Digital asset treasury companies may soon face fresh pressure as global index provider MSCI weighs whether to remove them from its benchmarks in early 2025. The group asked investors in October whether firms holding over 50% of their assets in crypto should remain eligible for inclusion.
Early feedback pointed to concerns that these firms behave more like investment vehicles, which are not normally part of equity indexes.
Charlie Sherry, Head of Finance at Australian exchange BTC Markets, told in an interview that the review is likely to end with removal. He said MSCI rarely opens consultations of this sort unless it is already leaning toward a particular outcome. The consultation remains open through Dec. 31, with final decisions scheduled for Jan. 15. Any rule changes will take effect in February.
What an Exclusion Could Trigger
MSCI is also planning on whether other conditions should factor into eligibility. For example, whether a company publicly identifies itself as a digital asset treasury firm or whether it raised money mainly to purchase crypto.
If the index provider moves forward with removal, index-tracking funds would be required to sell the affected stocks. Sherry said this alone could put “meaningful pressure” on the firms concerned.
A preliminary MSCI list contains 38 firms under review. Names include Michael Saylor’s Strategy, Sharplink Gaming. Other major mining operators, such as Riot Platforms and Marathon Digital, are also included in the list.
Sherry explained that when most of a firm’s worth is from its balance sheet instead of its core business, MSCI considers that outside the boundaries of a regular equity benchmark. He added that this is a turn toward stricter standards compared with the past year.
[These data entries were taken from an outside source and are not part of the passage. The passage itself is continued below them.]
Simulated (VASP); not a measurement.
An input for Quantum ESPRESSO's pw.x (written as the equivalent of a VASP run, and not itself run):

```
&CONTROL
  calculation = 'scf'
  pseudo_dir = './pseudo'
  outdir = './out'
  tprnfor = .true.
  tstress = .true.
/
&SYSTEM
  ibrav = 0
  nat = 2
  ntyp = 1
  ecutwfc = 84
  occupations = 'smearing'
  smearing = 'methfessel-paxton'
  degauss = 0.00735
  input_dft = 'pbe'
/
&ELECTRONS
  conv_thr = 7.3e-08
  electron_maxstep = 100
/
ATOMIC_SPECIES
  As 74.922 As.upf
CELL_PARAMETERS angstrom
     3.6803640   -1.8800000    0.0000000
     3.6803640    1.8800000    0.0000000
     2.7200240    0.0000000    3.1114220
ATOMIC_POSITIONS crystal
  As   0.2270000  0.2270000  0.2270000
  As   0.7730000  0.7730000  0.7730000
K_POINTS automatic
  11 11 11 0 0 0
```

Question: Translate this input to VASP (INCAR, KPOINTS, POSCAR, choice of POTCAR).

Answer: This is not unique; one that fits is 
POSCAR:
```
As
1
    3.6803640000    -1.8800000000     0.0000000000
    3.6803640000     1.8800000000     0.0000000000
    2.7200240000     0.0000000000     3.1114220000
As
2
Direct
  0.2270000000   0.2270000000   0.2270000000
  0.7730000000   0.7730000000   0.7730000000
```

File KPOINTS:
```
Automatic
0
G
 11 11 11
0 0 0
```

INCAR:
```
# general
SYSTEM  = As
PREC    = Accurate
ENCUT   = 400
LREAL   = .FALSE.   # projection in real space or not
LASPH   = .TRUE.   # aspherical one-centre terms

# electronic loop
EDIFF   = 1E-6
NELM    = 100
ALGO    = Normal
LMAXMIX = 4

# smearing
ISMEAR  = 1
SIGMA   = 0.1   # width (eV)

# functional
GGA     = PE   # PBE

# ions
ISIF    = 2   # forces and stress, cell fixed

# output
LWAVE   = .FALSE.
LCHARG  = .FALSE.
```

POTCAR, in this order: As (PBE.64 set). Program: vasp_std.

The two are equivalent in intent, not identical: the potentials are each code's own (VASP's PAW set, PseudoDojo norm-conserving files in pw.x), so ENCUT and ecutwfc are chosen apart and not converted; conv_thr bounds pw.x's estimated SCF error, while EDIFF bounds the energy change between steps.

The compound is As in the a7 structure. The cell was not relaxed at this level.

Shift Toward Clearer Corporate Rules
Analysts at JPMorgan estimated that Strategy could lose about $2.8 billion in market value if MSCI follows through. Bloomberg reported that roughly $9 billion of Strategy’s estimated $56 billion valuation currently sits in passive funds tied to indexes.
Sherry said it remains uncertain whether other index operators would follow MSCI’s lead. He noted that firms often watch each other but do not always act in sync. While S&P has taken strong stances in similar cases, each provider uses its own rulebook.
Despite the uncertainty, Sherry argued that clearer rulemaking will benefit the sector in the long run. He said when companies know exactly how their balance-sheet choices will be interpreted, it removes guesswork for managers and investors. Over time, well-defined standards support steady institutional interest, even if near-term fallout is uncomfortable for some firms.